CompaniesPREMIUM

Gemfields sells iconic Faberge for $50m

The sale will provide much-needed working capital for the embattled gemstone miner

A  Faberge enamel and two colour gold egg bonbonniere. Picture: BLOOMBERG
A Faberge enamel and two colour gold egg bonbonniere. Picture: BLOOMBERG

Gemfields announced on Monday that it had signed off on the sale of Fabergé, one of its most iconic luxury brands.

The deal will see Gemfields disposing of Fabergé for $50m to US tech entrepreneur and venture capitalist Sergei Mosunov through his wholly owned investment firm SMG Capital.

It marks the end of Gemfields' nearly 13-year ownership of Fabergé, which gained worldwide acclaim for crafting elaborate Easter eggs for Russian tsars in the 19th century.

The sale, which concludes a strategic review dating back to December, reflects the toll that tough trading conditions have taken on the precious gemstone miner’s balance sheet over the past year.

Since October, the group has faced significant operational challenges stemming from post-election protests in Mozambique and heightened competition in Zambia.

A rising debt burden and pressure on profit margins have seen the miner resort to sweeping cost-cutting measures, including the suspension of operations at its Zambian emerald mine earlier this year.

In a statement on Monday, Gemfields said it was now a “more streamlined and focused investment proposition with a strengthened balance sheet” following the disposal.

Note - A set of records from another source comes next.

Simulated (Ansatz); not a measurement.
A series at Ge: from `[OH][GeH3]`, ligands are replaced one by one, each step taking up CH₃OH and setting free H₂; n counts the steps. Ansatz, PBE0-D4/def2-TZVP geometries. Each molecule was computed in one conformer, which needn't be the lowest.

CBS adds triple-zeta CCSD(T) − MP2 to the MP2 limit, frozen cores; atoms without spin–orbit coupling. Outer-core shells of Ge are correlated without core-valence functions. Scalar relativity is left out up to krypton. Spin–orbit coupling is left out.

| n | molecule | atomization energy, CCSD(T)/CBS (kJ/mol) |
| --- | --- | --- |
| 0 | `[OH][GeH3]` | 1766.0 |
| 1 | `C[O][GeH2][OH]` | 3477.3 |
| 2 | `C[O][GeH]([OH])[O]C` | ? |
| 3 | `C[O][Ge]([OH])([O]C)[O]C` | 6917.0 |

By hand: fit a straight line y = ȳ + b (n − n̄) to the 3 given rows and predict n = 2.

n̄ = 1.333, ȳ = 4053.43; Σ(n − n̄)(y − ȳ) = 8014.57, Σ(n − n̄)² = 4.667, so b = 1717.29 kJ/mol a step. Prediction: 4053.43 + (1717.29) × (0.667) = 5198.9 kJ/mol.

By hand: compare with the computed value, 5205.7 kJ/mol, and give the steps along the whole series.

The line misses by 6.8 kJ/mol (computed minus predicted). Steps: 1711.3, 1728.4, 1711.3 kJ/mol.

It said the proceeds would be used as working capital to expand operations at the group’s Kagem mine in Zambia and to help bring a newly constructed second processing plant at its Montepuez Ruby Mine (MRM) in Mozambique online.

The second processing plant, the construction of which was delayed by an attack by insurgents towards the end of last year, is expected to triple the operation’s processing rate, significantly boosting ruby production and revenue.

“Today’s sale marks the end of an era for us. Fabergé has played a key role in raising the profile of the coloured gemstones mined by Gemfields and we will certainly miss its marketing leverage and star power,” Gemfields CEO Sean Gilbertson said.

“Brands as iconic and beautiful as Fabergé do not change hands very often and we wish the team and Mr Mosunov every success as they perpetuate the unrivalled legacy of Fabergé,” he said.

Mosunov said the outfit would continue to focus on jewellery, accessories and timepieces.

Last year, Gemfields reported a headline loss per share of 39.1c, widening from 16c a year ago. The pressure on earnings also saw the group falling deeper in debt, with net debt having risen to $80.5m in December.

As profitability pressures dampen investor sentiment, shares in the group have given up more than 45% in the past year, causing Gemfields to shed R2bn in value.

Some encouragement came in February, when the Zambian government suspended a 15% levy on gemstone exports, lifting Gemfields’ outlook as its Kagem mine was allowed to resume exports.

The Kagem mine accounts for about 25% of global emerald production. In 2024, the mine produced about 10-million carats of emeralds alongside 30-million carats of beryl — one of the most popular and expensive gemstones.

In recent months, the group has reported increasing demand and improved sentiment after selling $23.6m worth of rubies and emeralds at its latest auctions.

In June, Gemfields’ MD of product and sales said that the group’s latest results marked a notable improvement on the disappointing commercial-quality auction held in September 2024.